(Photo: South Dakota Coalition of Reason)
A South Dakota organization has placed seven billboards across several cities inviting those who do not believe in God to "join the club." The installation of all signs was completed this week with the purpose to announce the official launch of the Coalition for Reason, an alliance of seven non-theistic groups throughout the state aimed at reaching out to secular freethinkers.
"The main goal of these billboards is to let them know that they're not alone. Not only are they not alone in this conservative state, but there are groups that they can join to meet like-minded individuals," said Amanda Novotny, president of Siouxland Freethinkers, to The Christian Post.
The ad campaign is part of a nationwide program started by the United Coalition of Reason in 2009 that has spread to 33 states and the District of Columbia. The billboards are also designed to raise awareness that atheists do exist in South Dakota.

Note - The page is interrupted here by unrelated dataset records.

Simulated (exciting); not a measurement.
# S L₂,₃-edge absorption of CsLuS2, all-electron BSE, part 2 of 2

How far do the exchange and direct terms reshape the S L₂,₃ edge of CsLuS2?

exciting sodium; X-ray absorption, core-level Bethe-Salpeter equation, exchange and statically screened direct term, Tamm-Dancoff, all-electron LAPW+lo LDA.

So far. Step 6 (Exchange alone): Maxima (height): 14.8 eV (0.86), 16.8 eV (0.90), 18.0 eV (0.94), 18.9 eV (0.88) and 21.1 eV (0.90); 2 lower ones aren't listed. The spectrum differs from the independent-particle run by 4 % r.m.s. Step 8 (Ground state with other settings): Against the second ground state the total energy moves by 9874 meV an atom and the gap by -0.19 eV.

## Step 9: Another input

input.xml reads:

"We're your friends and family; we're people that you already know," said Novotny.
According to a study released by the Pew Research Center this year, 20 percent of adults in the U.S., including one-third of those aged 18 to 30, have no religious affiliation. In South Dakota, the seven non-theistic groups intend to make the figure visible as they continue to affirm their godless affiliation through their efforts in their state.
Although a few of the groups have been established for years, they decided to partake in the state-wide ad campaign because it was perfect timing, according to Novotny.
"We specifically chose this time of year because it would not only benefit the community groups, which could really do the launch any time of year, but the Secular Student Alliance groups since school is starting in the next week or two," she said.
Novotny also told CP the responses to the billboards have been generally positive.
"We have felt a lot of support, either from people that share the same world view, or people that understand that one of the things that make America so great is freedom of speech. These billboards have sparked a lot of discussion, which is great," said Novotny.
Churches in the areas near the signs have not voiced concern over them yet, according to Seth Sundstrom, head pastor for The Crossing church in Sioux Falls.
"I've not heard anything," said Sundstrom, reports Argus Leader, a Sioux Falls news outlet.
However a few state residents disagree with their message.
"It's heartbreaking to see that, just because that would be a really empty philosophy to live by," said Jeremy Brown, of Sioux Falls, to Argus Leader. "There is tons of actual proof that is real and exists that can be backed up by science that there is a God and He exists."
The billboards, which cost $11,148, were funded by the United Coalition of Reason along with funds from an anonymous local donor and will remain up through Sept. 15.